CHINA has issued a chilling threat of an "unimaginable and dreadful" future if protests in Hong Kong continue.
The warning came from the country's UK ambassador after a weekend of violent clashes between police and demonstrators cordoned onto a university campus.
Pro-democracy demonstrations are now in their fifth month in the city, and have seen dozens of protesters arrested and injured in violent clashes with police.
Protesters began in opposition to a now-abandoned law that would have allowed extradition from Hong Kong to mainland China, but are now calling for greater democratic reforms and guarantees against the increasing influence of Beijing in the city state.
China has repeatedly threatened to intervene if protests continue.
Speaking at a press conference at the Chinese embassy in London today, ambassador Liu Xiaoming said: “If the violence continues the future of Hong Kong could be unimaginably dreadful.
“The Hong Kong government is trying very hard to put the situation under control.
“But if the situation becomes uncontrollable, the central government would certainly not sit on our hands and watch.
"We have enough resolution and power to end the unrest.”
WHY ARE PEOPLE IN HONG KONG PROTESTING?
Since Britain withdrew from the territory in 1997, Hong Kong has been a semi-autonomous region in China operating under the principle of 'One Country, Two Systems'.
Hong Kong is part of China, but its citizens enjoy more political freedoms than do those living in mainland China.

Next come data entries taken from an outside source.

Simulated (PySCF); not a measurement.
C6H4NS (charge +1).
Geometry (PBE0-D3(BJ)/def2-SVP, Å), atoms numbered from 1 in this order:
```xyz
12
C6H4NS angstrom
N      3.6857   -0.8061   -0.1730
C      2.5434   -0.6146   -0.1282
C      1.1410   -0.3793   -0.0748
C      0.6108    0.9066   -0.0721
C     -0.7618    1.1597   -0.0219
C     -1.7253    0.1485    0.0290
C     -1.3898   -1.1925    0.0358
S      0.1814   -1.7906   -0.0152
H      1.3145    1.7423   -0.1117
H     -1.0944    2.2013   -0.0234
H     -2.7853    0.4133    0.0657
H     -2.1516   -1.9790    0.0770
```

Under the agreement that saw Hong Kong handed back to China, Beijing agreed to guarantee Hong Kong's political and economic systems for 50 years after the transfer, but many within Hong Kong have already become concerned about the influence exerted by Beijing within the territory.
The current round of protests first erupted in June over a proposed law that would have allowed extradition from Hong Kong to mainland China.
Both the Hong Kong and Chinese governments argued the law was a necessary security measure, but opponents feared that China could use it to target its political opponents within Hong Kong.
The law was eventually scrapped at the start of September, but by then the protests had broadened into a call for greater democratic freedoms and guarantees against Chinese influence.
Authorities have met the demonstrations with violence, deploying tear gas, rubber bullets, and live ammunition on unarmed protesters.
More than 2,000 injuries and 3,000 arrests have been reported so far.
He claimed that the protesters' true agenda was the independence of Hong Kong – currently governed under a principle of "One country, two systems" – from China, and that that was a demand Beijing would never meet.
He also hit out at the British government, saying: "We have made our position known to the British side when they have made irresponsible remarks on Hong Kong.
"I think when the British government criticise Hong Kong police, criticise the Hong Kong government in handling the situation, they are interfering into China’s internal affairs."
In a statement, the foreign office said it was concerned by events, and called for “an end to the violence and the resumption of meaningful political dialogue ahead of the local elections this weekend”.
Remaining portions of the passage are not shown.